Ubume.
産女(Ubume)
— Woman in Childbirth
Ubume is the ghost of a woman who died in childbirth, a night-wandering mother who appears with a baby in her arms and forces the living to confront grief, care, and unfinished attachment.
§Appearance
Ubume (産女, うぶめ) appears as a woman who has died in childbirth and cannot fully leave the world of the living. In the best-known form she carries an infant or swaddled bundle through the night, her robe hanging loose like funerary white, her face exhausted, sorrowful, and only partly aware of the living person she approaches. Some accounts retain traces of blood or wet garments, but the stronger visual impression is maternal grief rather than bodily horror.

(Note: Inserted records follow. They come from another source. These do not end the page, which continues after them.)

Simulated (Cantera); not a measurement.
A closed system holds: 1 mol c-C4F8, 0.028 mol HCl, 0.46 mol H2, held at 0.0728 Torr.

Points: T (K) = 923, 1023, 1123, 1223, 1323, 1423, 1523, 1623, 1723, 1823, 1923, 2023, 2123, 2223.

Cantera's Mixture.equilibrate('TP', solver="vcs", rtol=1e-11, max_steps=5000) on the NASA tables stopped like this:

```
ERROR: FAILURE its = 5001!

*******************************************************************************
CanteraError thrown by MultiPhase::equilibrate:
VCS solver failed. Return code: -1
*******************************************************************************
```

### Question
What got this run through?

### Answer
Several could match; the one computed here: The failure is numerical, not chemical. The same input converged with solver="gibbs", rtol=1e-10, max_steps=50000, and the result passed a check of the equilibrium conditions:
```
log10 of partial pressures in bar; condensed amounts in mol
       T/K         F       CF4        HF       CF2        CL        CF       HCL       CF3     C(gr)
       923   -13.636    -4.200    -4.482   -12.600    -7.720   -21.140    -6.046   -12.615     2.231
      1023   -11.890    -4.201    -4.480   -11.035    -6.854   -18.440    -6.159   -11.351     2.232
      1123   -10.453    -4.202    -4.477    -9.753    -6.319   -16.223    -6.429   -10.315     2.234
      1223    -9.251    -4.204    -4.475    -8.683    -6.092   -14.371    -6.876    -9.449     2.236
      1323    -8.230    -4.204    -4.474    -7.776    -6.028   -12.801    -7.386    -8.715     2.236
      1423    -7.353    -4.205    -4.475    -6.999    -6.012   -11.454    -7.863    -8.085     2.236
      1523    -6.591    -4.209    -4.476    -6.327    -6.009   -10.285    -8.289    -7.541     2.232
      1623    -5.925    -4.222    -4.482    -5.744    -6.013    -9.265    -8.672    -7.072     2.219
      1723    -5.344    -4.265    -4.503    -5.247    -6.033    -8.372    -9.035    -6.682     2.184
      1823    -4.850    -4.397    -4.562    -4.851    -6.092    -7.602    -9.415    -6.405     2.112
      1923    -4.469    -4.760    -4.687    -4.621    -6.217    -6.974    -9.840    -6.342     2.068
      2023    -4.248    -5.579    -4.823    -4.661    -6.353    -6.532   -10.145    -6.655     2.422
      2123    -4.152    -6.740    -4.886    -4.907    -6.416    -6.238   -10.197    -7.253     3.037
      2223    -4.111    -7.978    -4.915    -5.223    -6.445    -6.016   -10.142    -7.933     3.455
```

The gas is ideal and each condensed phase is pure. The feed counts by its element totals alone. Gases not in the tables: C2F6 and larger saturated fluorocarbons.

The image matters because it turns childbirth loss into a visible haunting. In some regional traditions ubume overlaps with bird-lore under the name ubumedori, yet the standard Edo and later representation is the ghostly mother with a child in her arms. She is frightening because she stands at the boundary between life and death, but also because she still performs the work of care after the body has failed.
§Interactions
Ubume often stops a passerby and asks that the child be held for a moment. Once the burden is accepted, the mother disappears and the baby becomes unnaturally heavy, sometimes seeming to turn into stone, Jizō imagery, or a soaked bundle that reveals the depth of the ghost's grief. The encounter is therefore not a simple attack. It is a transfer of obligation from the dead to the living.
Responses are usually ritual or compassionate rather than heroic. A prayer, proper memorial service, or safe care for the abandoned child can calm the haunting. Ubume belongs to the wider yūrei world, but unlike a pure onryō she is often tragic before she is vengeful, shaped by interrupted motherhood more than by formal revenge.